SAN SALVADOR (Reuters) – At least 300 people protested in El Salvador on Saturday against an anti-gang crackdown that allegedly put innocent people behind bars, hours before the Central American country hosts the Miss Universe pageant for the first time since 1975.
Some constitutional guarantees have been suspended since March 2022 under a controversial state of emergency advocated by President Nayib Bukele. This move allowed state security forces to arrest more than 70,000 suspected gang members.
The approach has been popular with Salvadorans and has helped reduce crime and murder rates, attracting international events such as Miss Universe, which El Salvador has reportedly invested $60 million to host.
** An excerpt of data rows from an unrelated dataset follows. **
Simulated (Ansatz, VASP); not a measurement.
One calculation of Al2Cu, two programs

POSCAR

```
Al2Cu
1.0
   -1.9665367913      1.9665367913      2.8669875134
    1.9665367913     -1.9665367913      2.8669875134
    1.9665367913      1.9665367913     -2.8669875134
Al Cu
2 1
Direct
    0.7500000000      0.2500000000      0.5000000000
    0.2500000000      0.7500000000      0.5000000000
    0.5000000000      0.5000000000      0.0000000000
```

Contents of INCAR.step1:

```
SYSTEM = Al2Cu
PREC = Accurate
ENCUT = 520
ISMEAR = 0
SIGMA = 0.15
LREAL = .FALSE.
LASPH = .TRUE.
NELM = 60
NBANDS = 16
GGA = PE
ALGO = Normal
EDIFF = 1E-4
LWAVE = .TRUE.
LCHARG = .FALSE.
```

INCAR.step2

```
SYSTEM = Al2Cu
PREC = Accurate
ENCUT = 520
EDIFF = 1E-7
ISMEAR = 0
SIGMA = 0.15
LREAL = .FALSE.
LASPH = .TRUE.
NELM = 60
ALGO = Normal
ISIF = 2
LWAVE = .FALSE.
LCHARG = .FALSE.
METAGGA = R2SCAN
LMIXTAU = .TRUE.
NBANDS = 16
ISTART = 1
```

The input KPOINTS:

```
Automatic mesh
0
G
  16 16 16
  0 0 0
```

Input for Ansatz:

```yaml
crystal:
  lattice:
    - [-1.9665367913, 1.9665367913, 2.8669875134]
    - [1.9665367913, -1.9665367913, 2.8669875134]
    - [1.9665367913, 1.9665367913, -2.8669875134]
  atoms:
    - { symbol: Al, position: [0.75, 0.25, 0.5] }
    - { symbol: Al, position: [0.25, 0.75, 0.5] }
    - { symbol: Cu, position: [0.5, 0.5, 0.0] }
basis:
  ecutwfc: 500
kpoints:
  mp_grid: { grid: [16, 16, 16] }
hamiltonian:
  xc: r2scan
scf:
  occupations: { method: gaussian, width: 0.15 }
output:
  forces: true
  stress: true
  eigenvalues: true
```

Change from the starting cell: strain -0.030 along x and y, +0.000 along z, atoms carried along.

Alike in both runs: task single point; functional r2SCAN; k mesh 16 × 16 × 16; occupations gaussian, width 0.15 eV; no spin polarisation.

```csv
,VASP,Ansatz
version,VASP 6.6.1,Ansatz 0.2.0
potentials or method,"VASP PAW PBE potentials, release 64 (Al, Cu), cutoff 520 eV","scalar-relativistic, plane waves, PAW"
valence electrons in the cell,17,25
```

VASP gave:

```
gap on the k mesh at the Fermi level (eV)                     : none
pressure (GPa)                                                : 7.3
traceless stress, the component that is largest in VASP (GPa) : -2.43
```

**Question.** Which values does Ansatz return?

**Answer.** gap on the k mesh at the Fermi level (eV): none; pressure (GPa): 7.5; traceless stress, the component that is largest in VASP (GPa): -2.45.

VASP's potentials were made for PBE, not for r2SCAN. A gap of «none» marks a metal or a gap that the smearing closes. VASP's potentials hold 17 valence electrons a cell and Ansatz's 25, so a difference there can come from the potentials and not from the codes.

However, human rights groups have alleged that the crackdown has led to arbitrary arrests, torture and the deaths of detainees.
Protesters in the capital San Salvador marched Saturday from the city’s Constitutional Monument to a hotel where dozens of Miss Universe delegates are staying.
“We want Miss Universe to see that Salvadorans are suffering,” said 67-year-old Guadalupe Avila, whose 27-year-old son Carlos was arrested 19 months ago.
“This country is not what they were told it was,” Avila said, holding a sign with photos of her son, an artist, and documents showing a clean criminal record.
Some protesters wore sashes that read “Miss Political Prisoners,” “Miss Persecution” and “Miss Mass Trials,” alluding to group trials announced for thousands of people arrested in the crackdown.
Dozens of police and soldiers guarded the building and patrolled in armored vehicles as protesters demonstrated outside.